In appointing Steven Gerrard – a manager relatively low on experience but sky high in potential and name recognition – to replace Dean Smith in November, Aston Villa signified their ambition.

With their first signing under the 41-year-old former Rangers boss, Villa have made a statement of intent.

Philippe Coutinho was one of the Premier League’s standout attacking players by the time Barcelona swooped him away to La Liga in a club-record £146 million deal in January 2018. Four years on, he returns to English football a vastly diminished asset, but still as hugely gifted creator with the tools to be a transformative addition for 13th-placed Villa.

Coutinho and Gerrard
“He is an outstanding footballer who boasts a highly impressive CV laced with plenty of elite honours,” Gerrard said upon the announcement that Villa had picked up Coutinho on loan for the rest of the season, with a £33 million option to buy the 29-year-old outright in the summer.

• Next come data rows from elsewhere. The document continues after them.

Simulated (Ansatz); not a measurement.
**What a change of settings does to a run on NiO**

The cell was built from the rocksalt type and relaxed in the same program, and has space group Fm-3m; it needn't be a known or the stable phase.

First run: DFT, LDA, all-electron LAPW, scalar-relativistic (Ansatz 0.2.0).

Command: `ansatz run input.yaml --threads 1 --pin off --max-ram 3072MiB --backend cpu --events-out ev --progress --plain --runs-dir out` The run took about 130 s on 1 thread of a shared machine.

“I am really pleased that we have been able to bring him on board and I am looking forward to working with him.

“He is a player I enjoyed playing with previously and I know the rest of the squad here at Aston Villa will benefit from his quality and experience. His presence will be invaluable given injuries and the AFCON tournament have reduced our attacking options.”

Despite a difficult few seasons for the Brazilian, Gerrard has insisted the market for Coutinho this month was significant, and that several clubs of higher current standing than the Midlanders were chasing his signature.

It is evidence of Gerrard’s pulling power that he was able to convince his former Liverpool team-mate to choose Villa Park over other options; likewise the believed-to-be imminent arrival of another former Barcelona player, Everton and France left-back Lucas Digne. And it is indicative of Coutinho’s desire to play for his new club and his new manager that he has reportedly agreed to a pay cut to do so.

Former Villa captain Jack Grealish has previously admitted that Coutinho, while at Liverpool, was a player he admired greatly and of whom he studied video in order to improve his own game. Stylistic similarities between the pair abound, and Coutinho will surely now be tasked with filling the creative void still apparent in Villa’s attack after Grealish’s £100 million move to Manchester City last summer, with the likes of Leon Bailey and Emiliano Buendia yet to fully convince.

To do that, though, Coutinho must first prove that the powers that once made him one of the world’s most expensive players – his blockbuster Barca move still ranks as the third-most-expensive transfer of all time – remain intact.

What went wrong?
Despite the eye-watering fee, Coutinho was something of a panic purchase for Barcelona. In the wake of Neymar’s shock £198 million departure for Paris Saint-Germain in the summer of 2017, the Catalans scrambled for big-name signings. First came Ousmane Dembele in a £97m million deal from Borussia Dortmund; then, mid-season, they convinced Liverpool to part with their prized Brazilian.

Injuries and inconsistency have rendered Dembele a Barcelona bust, with the gifted French winger likely to leave the Camp Nou as a free agent at the end of the current season. Coutinho fared no better.

Muscular troubles and a meniscus tear cost Coutinho game time at Barcelona and Bayern Munich – with whom he won the Champions League while on loan in 2019-20, helping eliminate his parent club by scoring twice in an 8-2 quarter-final thrashing – but the biggest barrier to success he faced in La Liga was how poorly he fit stylistically, showing how ill-thought-out his purchase had been.

Injuries and a formation that didn’t suit his style of play have made life difficult for the Brazilian

At Liverpool, he was the attacking fulcrum; the enigmatic creator through whom the Reds funnelled their attacks. At Barcelona, that distinction was always going to belong to one Lionel Messi.

Coutinho was often shunted into a wide-midfield position in a 4-4-2 formation under Ernesto Valverde, bringing him too deep to be truly effective and shackling him with too much of a defensive workload.

In his Anfield pomp, Coutinho would typically attempt between 47 and 50 passes per 90 minutes. With Barcelona, his diminished role saw him average 40 passes per 90 in his last two full seasons and just 25 this term. His per-90 average for chances created fell from a Premier League peak of 2.9 to just 1.6 in his first La Liga campaign, sliding gradually to a low of 0.5 last season.

“The key to Coutinho is to get him smiling and enjoying his football,” Gerrard said. “If he’s coming to work and enjoying the environment, we need to release the talent.

“He’s wanting to come to Aston Villa to enjoy his football and to play, to try and find his form and, if we get that and we unlock it, we’ve got a player on our hands.”

Coutinho arrives at Villa as a headline-grabbing and momentous signing for the club’s ambitious project. He has plenty to prove at this stage of his career, but if anyone can get him smiling again, it’s surely his old skipper.